Power News We love to talk!

APR 20 2017

'Amendments to Mega Power Policy 2009 gives breather to banks'

  • Economic Times, ET Bureau / Hyderabad
  • Created: Thu 20th APR 2017

The extension by five years for complying with the Mega Power Policy 2009 norms will reduce contingent liabilities and free up banking limits to 25 mega power projects, thus granting them a fresh lease of life, says a report.

According to a report by India Ratings and Research (Ind-Ra), this move will also in turn free up banks' potential exposure to the power sector by around 3.50 per cent or Rs 4,000 crore, providing them additional headroom to lend to the power sector.

"This is applicable to 25 mega power projects of around 32,330 MW of coal and gas based power plants which have provisional certificates, but are awaiting the final mega power status," it said.

Ind-Ra said these projects would have needed additional debt or the sponsors may have had to inject additional equity to settle the bank guarantee obligations, which would have devolved in the absence of an extension in timeline as per Mega Power Policy.

"While the extension is likely to provide some comfort in terms of lower finance costs, the lack of long term Power Purchase Agreements (PPA) may prohibit these plants from availing the full benefits under the policy," it said.
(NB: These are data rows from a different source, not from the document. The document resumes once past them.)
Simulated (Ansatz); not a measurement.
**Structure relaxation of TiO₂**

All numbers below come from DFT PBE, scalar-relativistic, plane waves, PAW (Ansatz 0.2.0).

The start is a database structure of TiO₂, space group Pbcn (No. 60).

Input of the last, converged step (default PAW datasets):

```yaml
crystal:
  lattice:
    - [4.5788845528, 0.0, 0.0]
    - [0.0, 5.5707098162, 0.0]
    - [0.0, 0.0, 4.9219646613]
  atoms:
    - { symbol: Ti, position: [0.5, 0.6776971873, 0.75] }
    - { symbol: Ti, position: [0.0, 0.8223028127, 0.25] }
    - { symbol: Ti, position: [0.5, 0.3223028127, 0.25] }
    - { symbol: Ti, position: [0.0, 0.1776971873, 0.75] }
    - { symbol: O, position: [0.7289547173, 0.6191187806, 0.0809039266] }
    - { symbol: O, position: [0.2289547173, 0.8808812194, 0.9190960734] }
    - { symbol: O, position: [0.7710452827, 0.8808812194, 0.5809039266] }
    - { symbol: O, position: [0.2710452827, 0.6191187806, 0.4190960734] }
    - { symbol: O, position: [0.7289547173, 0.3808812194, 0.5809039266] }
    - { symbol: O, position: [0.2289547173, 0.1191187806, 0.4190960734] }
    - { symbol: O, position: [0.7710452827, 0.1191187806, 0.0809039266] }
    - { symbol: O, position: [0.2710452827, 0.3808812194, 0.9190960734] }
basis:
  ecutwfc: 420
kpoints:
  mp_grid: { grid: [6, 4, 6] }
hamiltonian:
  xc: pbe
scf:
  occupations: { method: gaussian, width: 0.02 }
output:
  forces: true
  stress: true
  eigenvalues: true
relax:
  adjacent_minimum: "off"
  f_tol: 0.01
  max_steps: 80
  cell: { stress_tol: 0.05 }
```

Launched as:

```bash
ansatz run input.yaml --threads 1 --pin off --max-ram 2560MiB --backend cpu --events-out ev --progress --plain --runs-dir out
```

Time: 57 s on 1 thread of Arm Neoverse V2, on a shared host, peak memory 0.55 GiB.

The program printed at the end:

The Cabinet Committee on Economic Affairs has extended the timeline available for furnishing the final mega certificates (from the date of receiving provisional mega certificates) to 120 months from the earlier 60 months from the date of import to avail all the benefits under the policy.

Also, tax concession under the amended policy will be in the proportion of the long term PPA tied up, instead of requiring 85 per cent or more long-term tie up.

The proceeds out of the release of bank guarantees, submitted by the generators till the final mega status is received, have to necessarily be utilised towards reduction in project debt by the developer.

It pointed out that most states have become averse to buying power on a long-term basis, since short-term tariffs are more economical.

Ind-Ra expects long-term PPAs to be scarce, given the weak industry demand.

"Extension of the timeline to tie-up long term PPAs in the current challenging market is a breather for all the power plants which have a provisional mega power status but are awaiting the final conformation," Ind-Ra said.

It, however, noted that clarity is still awaited in operationalising the policy, including aspects of reimbursements for taxes paid, treatment of PPAs signed with home states for selling 35 per cent of the power, which are not operationalised, among other details.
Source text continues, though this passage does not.